I needed to anonymise this post somewhat, as at least one of the parents works with rather unpleasant people, but it turns out that I don't need to. According to the Scottish stats, Daniel is the 7th most popular boy's name in 2007; in England and Wales, the name is regularly between 5th and 8th most popular.

Now, it's a good name; a child of that name can decide to be a Daniel, a Danny or a Dan later on, and say a great deal with that simple choice. So from this point of view, Daniel is a good name.

I wonder, though, whether "Daniel" rates highly in the popular names merely because there's only one way to spell it.
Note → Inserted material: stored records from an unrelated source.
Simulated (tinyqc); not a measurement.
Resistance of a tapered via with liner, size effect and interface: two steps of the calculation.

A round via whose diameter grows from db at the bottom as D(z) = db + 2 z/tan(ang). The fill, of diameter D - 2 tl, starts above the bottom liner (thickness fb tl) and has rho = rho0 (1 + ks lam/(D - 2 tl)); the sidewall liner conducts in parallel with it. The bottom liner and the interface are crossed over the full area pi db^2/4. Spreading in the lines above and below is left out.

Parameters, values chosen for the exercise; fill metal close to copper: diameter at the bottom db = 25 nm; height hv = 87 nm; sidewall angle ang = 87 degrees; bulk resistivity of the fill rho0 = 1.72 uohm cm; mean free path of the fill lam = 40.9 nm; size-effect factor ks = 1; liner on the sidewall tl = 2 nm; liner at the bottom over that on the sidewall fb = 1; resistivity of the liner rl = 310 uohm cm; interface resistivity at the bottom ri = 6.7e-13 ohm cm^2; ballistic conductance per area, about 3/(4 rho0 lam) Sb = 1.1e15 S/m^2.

Consider "Ewan". There are two spellings in the top 100 Scottish list: Euan (160 babies) and Ewan (123 babies). My family would tell you that the correct spelling is that of my uncle Ewen (not in the list), and there could well be a Euen or two. At a minimum, the E[uw]an contingent is 283 babies in 2007, which moves that name from 46th and 61st to sole 20th, and possibly joint 19th with only 3 more Ewen variants.

Or, looking at girls' names, for instance, Niamh has 203 takers at rank 19; Neve has been used 69 times, at rank 67. But these are the same name. Combined, they count for 272 new babies, at an estimated rank of 14.

Bearing that in mind, is it possible that the stunning success of the names "Lewis" and "Jack", according to the official statistics, is not just due to popularity (Lewis is the current fashionable Scottish name, whereas Jack is popular in the entire UK), but because the names are so simple that there's only one spelling?